Ibrahim al-Assaf made the comments at a preparatory meeting of foreign ministers of the 57-nation Organization of Islamic Cooperation, or OIC, ahead of a trio of summits in the kingdom’s holy city of Mecca.

Saudi Arabia hastily called for the meetings in response to the spike in tensions with its key rival, Iran. That King Salman could quickly bring regional leaders and heads of state to Mecca so rapidly reflects the kingdom’s weight in the region and its desire to project a unified position on Iran.

The summits coincide with the final days of the Muslim holy month of Ramadan, a time of intense worship when Muslims believe the Quran was first revealed to the Prophet Muhammad some 1,400 years ago.

Saudi Arabia will seek to use to the optics of the Mecca gatherings to send a clear and powerful message to Iran, which itself is also a member of the OIC.

In his opening remarks, al-Assaf said the alleged sabotage of oil tankers off the coast of the United Arab Emirates and a drone attack on a Saudi oil pipeline by Yemen’s Iranian-backed Houthi rebels in recent weeks threaten the global economy and endanger regional and international security.

“We should confront it with all means of force and firmness,” he said.

Iran Denies Being Involved in Attacks

Upon their arrival at the airport, each leader was shown Houthi military items, such as a destroyed drone, missiles and mortar shells used in the conflict with the Saudis. The leaders were given a brief explanation of the weapons on display by Col. Turki al-Maliki, spokesman for the Saudi-led coalition at war in Yemen.

The crisis has root in the Trump administration’s decision to withdraw last year from Iran’s nuclear deal with world powers.

An Iranian official was at the OIC meeting where al-Assaf spoke Thursday, but Iranian Foreign Minister Mohammad Javad Zarif did not attend.

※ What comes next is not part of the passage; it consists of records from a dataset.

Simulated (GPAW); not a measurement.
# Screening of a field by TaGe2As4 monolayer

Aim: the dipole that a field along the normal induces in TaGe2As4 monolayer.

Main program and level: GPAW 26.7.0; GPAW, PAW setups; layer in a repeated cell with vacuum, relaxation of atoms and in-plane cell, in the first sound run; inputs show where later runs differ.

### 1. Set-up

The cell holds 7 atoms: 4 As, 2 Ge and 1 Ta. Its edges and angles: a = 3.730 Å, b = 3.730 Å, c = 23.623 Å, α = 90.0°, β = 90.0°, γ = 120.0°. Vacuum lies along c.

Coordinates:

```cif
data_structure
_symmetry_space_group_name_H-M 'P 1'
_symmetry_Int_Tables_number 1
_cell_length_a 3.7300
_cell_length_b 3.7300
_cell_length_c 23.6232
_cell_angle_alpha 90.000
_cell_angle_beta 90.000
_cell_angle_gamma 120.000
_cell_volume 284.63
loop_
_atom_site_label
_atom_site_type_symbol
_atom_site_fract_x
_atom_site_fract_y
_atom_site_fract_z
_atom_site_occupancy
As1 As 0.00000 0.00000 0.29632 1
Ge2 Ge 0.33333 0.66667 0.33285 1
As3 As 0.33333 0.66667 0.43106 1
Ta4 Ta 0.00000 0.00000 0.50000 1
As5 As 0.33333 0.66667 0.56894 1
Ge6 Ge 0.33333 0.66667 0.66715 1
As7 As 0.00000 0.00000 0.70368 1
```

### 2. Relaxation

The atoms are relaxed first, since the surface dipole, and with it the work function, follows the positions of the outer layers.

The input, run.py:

Iran denies being involved in the attacks, which come amid heightened tensions between Tehran and the U.S. The crisis has root in the Trump administration’s decision to withdraw last year from Iran’s nuclear deal with world powers.

The first of the three summits will start with a meeting of the six-nation Gulf Cooperation Council on Thursday evening.

Qatar’s Prime Minister Sheikh Abdullah bin Nasser Al Thani was expected to attend, making it the highest-level visit to Saudi Arabia by a Qatari official since 2017, when the kingdom and three other Arab states cut off ties with the tiny energy-rich Gulf state over its foreign policies.

The GCC meeting will be immediately followed with an emergency summit of the 22-nation Arab League, minus Syria whose membership remains suspended.

The third and final summit, on Friday, is expected to focus largely on Palestinian statehood and independence. It will bring together leaders from the 57-nation OIC, which is headquartered in Saudi Arabia.

 

A Previously Unknown Attempt to Attack Saudi Oil Port

In his remarks, al-Assaf reiterated Saudi Arabia’s longstanding position on the two-state solution to the Israel-Palestinian conflict. His comments come as the White House tries to sell its Mideast plan to Arab leaders ahead of a conference in Bahrain next month that the Palestinian leadership is boycotting.

Among those attending are Palestinian President Mahmoud Abbas, Lebanon’s Prime Minister Saad Hariri, Egyptian President Abdel-Fattah el-Sissi, Kuwaiti Emir Sheikh Sabah Al Sabah, and Abdel-Fattah Burhan, the head of Sudan’s ruling military council.

It marks the first international conference for Burhan since the ouster of longtime leader Omar al-Bashir from power in April.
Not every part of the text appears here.